Saturn’s rings make the planet one of the most beautiful objects in our Solar System. Though the rings look solid, they consist of a huge number of icy particles that reflect sunlight back. Thanks to telescopes and space probes, we also know that other worlds have less showy ring systems: the giant planets Jupiter, Uranus, and Neptune have them, along with the asteroid Chariklo(roughly pronounced “KAReekloe”), which was recently revealed to have two narrow rings made of water ice.
If that last one surprises you, it’s no wonder. Jupiter and Saturn are bright enough to be seen even in light-polluted cities; Chariklo is so small that you have to know where it is to go looking for it. We didn’t even know it existed until 1997, and it had no particular reason for fame until now.
Chariklo definitely is in the “smaller” objects category. No telescope is good enough to measure its shape, but it appears to be about 250 kilometers (155 miles) across, less than the distance between New York City and Boston. (For comparison, Pluto is roughly 2,300 kilometers across, while Earth’s Moon is about 3,500 kilometers in diameter.) I consulted with my astronomer friend David Dickinson, who told me anything short of a super villain’s backyard observatory wouldn’t see it.

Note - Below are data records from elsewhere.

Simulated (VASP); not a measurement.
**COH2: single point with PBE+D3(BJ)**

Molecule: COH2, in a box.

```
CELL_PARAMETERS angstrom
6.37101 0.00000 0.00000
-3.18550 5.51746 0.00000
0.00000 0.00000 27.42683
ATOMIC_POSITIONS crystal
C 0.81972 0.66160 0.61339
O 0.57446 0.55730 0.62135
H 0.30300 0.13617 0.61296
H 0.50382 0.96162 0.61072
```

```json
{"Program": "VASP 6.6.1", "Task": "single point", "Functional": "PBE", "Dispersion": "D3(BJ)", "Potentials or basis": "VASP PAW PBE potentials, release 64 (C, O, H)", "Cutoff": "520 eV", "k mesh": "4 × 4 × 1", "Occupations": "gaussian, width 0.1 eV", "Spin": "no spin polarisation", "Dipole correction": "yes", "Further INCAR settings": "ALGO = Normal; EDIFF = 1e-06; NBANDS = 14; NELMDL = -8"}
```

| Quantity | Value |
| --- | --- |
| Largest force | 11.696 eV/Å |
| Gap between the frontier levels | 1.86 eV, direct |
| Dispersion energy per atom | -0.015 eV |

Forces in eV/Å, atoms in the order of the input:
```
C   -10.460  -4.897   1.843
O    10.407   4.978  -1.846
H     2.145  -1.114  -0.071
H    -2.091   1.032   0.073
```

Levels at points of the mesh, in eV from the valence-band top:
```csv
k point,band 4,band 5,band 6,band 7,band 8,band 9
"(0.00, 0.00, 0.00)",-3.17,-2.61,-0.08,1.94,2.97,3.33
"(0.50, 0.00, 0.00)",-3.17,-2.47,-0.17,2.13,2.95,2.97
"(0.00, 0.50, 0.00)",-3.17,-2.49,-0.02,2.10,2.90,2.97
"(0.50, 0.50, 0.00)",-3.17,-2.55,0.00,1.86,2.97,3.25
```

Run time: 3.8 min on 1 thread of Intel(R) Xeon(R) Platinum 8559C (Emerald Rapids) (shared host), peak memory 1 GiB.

Beyond size, another challenge is Chariklo’s location between Saturn and Uranus. It orbits in a long ellipse, ranging from 13 to nearly 19 times farther from the Sun than Earth. This position, along with its composition of rock and ice, marks Chariklo as a “centaur.” Just like mythological centaurs are half human and half horse, astronomical centaurs combine features of asteroids and comets. (Centaurs would grow comet-like tails if they fell closer toward the Sun.) Tens of thousands of centaurs may lurk among the giant planets, though most of those are much smaller than Chariklo, the largest known centaur.
If Chariklo is so small and distant, how did astronomers find its rings? The answer: by watching the asteroid directly pass in front of a star, which is called occultation. (“Occult” literally means “hidden from view,” which is why we use it both in astronomy and to refer to secret knowledge.) The length of time of the star’s disappearance reveals how large the asteroid is.
For Chariklo, astronomers at eight different observatories in Brazil, Argentina, Uruguay, and Chile measured the occultation of a faint star. In addition to the eclipse caused by the asteroid, they found two extra, much shorter blips, evenly spaced on opposite sides of the centaur. Comparing the observatories’ data, the result was clear: Chariklo has two rings, one about 7 kilometers thick, the other about 3 kilometers. (Occultation is also how the rings of Uranus were discovered. And yeah, make your Uranus jokes. I’ve heard ‘em all.)
In fact, the rings help explain a mystery: starting in 1997, Chariklo dimmed abruptly, meaning that something was absorbing some of the light it reflects from the Sun. The nature of the absorbed light indicated water ice was responsible, but researchers couldn’t be sure what was going on. Now the picture is clear: Chariklo’s icy rings were in between the asteroid and Earth during the dim time, absorbing some of the light.
What’s even cooler: these rings are too narrow to exist by themselves. Saturn’s and Uranus’ rings are kept in order by gravity from tiny satellites known as “shepherd moons.” That means Chariklo likely has one or more tiny shepherd moons itself, making the centaur a miniature solar system.
It’s not far-fetched: many asteroids have moons, including Ida with its tiny satellite Dactyl and the near-Earth asteroid 1998 QE2 (nicknamed for the Queen Elizabeth 2 cruise ship). Chariklo’s shepherd moonlets are probably less than kilometer across and therefore hard to spot, but the neatness of the rings makes their existence likely.
So where did these rings come from? The giant planets’ rings—especially Saturn’s bright rings—are probably destroyed moonlets or other small objects that strayed too close. That’s unlikely for a centaur because its gravity is too weak. Instead, something may have collided with Chariklo, knocking debris loose, which was then shepherded into rings. That’s similar to the Moon’s birth: something large struck Earth shortly after it formed, breaking off a big chunk of material that made a ball instead of a ring.
Chariklo’s rings may seem surprising, but if the collision hypothesis is correct, then it’s possible other asteroids and small objects could have them too. In particular, Pluto could be ringed: we know it has at least five moons, which, other than Charon, are tiny. Their orbits are consistent with something big punching Pluto and breaking stuff off; a ring or two wouldn’t be out of the question. Scientists working with the New Horizons mission to Pluto are concerned about that idea, since the probe’s trajectory could take it through the rings—a potential disaster.
We’ll know for sure when New Horizons arrives at Pluto next year. The prognosis is good: no Plutonian ring so far. In the meantime Chariklo showed us it’s possible for tiny objects to be ring-bearers. This centaur is also a hobbit.